It’s been almost a year since I have been able to revisit this outlet. I know there’s a reason but I can’t put my finger on it just yet. I am no writer, and definitely no blogger, but sometimes throwing a few words down into a document helps make sense of certain things. I don’t aspire to change lives or bring others to some sort of revelation. However, here’s a short take on the last year.
The last time I wrote was about you. I spoke to you about a year ago as well. You didn’t have the ability to respond but I know you heard me. To be quite honest with you, I still haven’t accepted it yet. About once a day, you come across my mind; whether it’s sitting next to me for my morning coffee, driving long distances, putting around the garden, and especially dinner on Thursday nights. Since you’ve passed things have been different. I’d be lying to you if I said that everything’s okay and we are doing alright since you’ve passed. We’ve laughed, we’ve cried, and we’ve gotten mad at times. However, we haven’t forgotten anything you’ve taught us. We’ve ingested your legacy and have learned new things about all of ourselves.
You represent more than the tight-knit family that you’ve grown. You stood for something greater. You created something that many others wish they had. You made your way to this country and fought for a life that you wanted. You didn’t let others tell you the life you should live. You told me over and over, “What else do I need? What a beautiful life I live!”
You were proud of what you had. You were proud of what you were. You were, most importantly, proud of all of us. We were the luckiest of all people to know you. Simply (and I’m sure I can speak for a lot of people) I can say that it was quite a pleasure to know you.
This past year without you has undoubtedly been tough. Rightfully so, we are all hurting. Circle back to what made me so proud to be your grandchild- you’re indefinite ability to be yourself and proud of it. Unfortunately I don’t think you’d be proud of me this past year. I’ve let life get to me and I believe I’ve done the opposite of what you taught me. I’ve let others get to me. I’ve let them tell me what’s the right path for me. I’ve envied, I’ve followed, and most importantly I trusted where I shouldn’t have. I haven’t been doing a good job at being proud of who I am; who we are. I’ve let people decide what’s right and wrong for me in the past year. In retrospect, I’ve realized that those words are subjectively dependent on the individual.

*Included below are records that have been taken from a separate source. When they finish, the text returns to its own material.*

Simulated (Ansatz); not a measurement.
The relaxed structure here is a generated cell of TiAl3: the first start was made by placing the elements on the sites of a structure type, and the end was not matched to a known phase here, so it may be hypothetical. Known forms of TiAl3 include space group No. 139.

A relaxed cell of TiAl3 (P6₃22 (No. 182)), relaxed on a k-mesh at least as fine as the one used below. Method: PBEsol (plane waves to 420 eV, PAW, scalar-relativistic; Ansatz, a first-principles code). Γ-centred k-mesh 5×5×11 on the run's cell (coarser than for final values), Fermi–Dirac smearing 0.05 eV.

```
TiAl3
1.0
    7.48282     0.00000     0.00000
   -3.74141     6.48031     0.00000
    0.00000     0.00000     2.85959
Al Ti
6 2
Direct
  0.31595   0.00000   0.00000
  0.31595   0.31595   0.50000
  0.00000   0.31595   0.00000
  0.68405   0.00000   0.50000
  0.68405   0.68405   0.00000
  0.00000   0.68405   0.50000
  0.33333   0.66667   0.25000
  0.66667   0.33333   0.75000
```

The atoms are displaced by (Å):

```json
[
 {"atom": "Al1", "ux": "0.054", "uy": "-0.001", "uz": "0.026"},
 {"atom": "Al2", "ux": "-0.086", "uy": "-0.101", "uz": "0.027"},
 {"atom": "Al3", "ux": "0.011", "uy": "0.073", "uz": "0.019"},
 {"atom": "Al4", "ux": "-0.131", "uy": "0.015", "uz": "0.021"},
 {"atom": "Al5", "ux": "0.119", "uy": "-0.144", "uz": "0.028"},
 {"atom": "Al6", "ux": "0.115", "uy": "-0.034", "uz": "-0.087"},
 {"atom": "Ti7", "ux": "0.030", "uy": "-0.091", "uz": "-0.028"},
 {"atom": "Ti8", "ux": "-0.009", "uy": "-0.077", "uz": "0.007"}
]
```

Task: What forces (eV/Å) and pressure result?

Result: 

You’ve taught me to be proud, and from here on out, that’s what I’ll do. The past year’s troubles have been brought by anger I believe. I’ve been so fucking mad. So mad at the world for taking away something so pure and special. In that time, I’ve forgotten the most simplest of things you’ve taught me. To enjoy, smile, and be proud. So here’s to you, Nonno- to getting back at it like things never changed. Mi manchi….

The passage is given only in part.